Major Indonesian coal miner Adaro Energy, which in recent years has entered the domestic power plant business, is now looking to build power plants in neighboring countries in Southeast Asia.
Garibaldi Thohir, the company's president director and CEO, said that following a successful deal late last year with Electricity Generating Authority of Thailand in which Adaro will supply coal for more than 20 years, he realized the company's ability to commit to a long-term supply agreement for coal-fired power plants could give it an advantage in the sector.
"We are looking [into] projects in the Philippines, Myanmar and other places outside Indonesia -- especially in Southeast Asia," Thohir told the Nikkei Asian Review. "[I've seen] more and more similar opportunities."
Over the past few years, Adaro has been expanding into the power plant business. It has a portfolio of 2,260 megawatts in three coal-fired power-plant projects in Indonesia.

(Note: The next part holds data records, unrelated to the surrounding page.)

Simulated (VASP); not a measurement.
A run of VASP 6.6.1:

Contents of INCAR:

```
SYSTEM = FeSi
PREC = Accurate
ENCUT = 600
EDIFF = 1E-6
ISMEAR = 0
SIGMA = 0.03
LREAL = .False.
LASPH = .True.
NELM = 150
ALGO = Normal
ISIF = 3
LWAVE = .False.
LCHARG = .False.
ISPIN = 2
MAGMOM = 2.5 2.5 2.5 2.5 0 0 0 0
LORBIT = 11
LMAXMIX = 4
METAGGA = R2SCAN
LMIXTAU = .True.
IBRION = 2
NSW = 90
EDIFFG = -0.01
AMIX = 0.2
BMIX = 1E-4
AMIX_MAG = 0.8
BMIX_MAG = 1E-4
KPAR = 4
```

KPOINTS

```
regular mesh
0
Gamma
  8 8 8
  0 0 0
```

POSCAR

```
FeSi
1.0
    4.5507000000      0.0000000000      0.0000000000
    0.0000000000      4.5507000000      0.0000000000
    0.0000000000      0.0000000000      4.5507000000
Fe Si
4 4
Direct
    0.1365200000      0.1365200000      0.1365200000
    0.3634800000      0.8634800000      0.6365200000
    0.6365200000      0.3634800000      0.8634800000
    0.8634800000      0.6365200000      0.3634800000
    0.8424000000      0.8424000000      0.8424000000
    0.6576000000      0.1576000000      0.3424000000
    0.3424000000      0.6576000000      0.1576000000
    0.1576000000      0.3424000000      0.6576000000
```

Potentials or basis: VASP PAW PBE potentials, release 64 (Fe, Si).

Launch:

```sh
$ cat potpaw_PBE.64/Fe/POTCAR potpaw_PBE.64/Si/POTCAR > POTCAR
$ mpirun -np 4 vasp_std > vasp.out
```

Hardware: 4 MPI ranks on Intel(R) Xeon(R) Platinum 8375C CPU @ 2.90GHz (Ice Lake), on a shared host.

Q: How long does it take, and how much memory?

Adaro has been exporting 80% of its coal output, but it is now looking to invest in coal-fired power plants overseas.
Building power plants not only helps secure long-term contracts for coal supply, it also serves as one of Adaro's efforts to diversify its business.
Adaro has begun to move into a "second phase of development" of its power business. Thohir said the company "is ready" to invest in renewable energy, having developed a small solar power plant for its own use "for learning" and is looking into bidding for five or six renewable energy projects offered by the Indonesian government.
Adaro started its diversification efforts in 2008 with an eye toward becoming an "integrated energy producer." The cyclical nature of the commodity business, he added, makes diversification necessary for mining companies to survive.
"I call it 'self-disruption.' I have to disrupt the business in order for us to survive," Thohir said. "I know one day all this solar power [and] wind power will come whether we like it or not. So I have to be ready for the next move."
Despite its drive to diversify and efforts by some regional governments -- including Indonesia -- to embrace renewable energy, Thohir still believes the future of coal will be promising in emerging Asia because of countries' huge needs to expand their power capacity to fuel growth.
Thohir said total recoverable reserves of coal around the world are estimated at 1.083 billion tons -- enough to last approximately 210 years at 2004 consumption levels -- making coal "the most reliable, most cost-efficient" energy source to support growth.
"Disruptive innovation is crucial for us not only to survive, but to grow even bigger and stronger," Thohir said.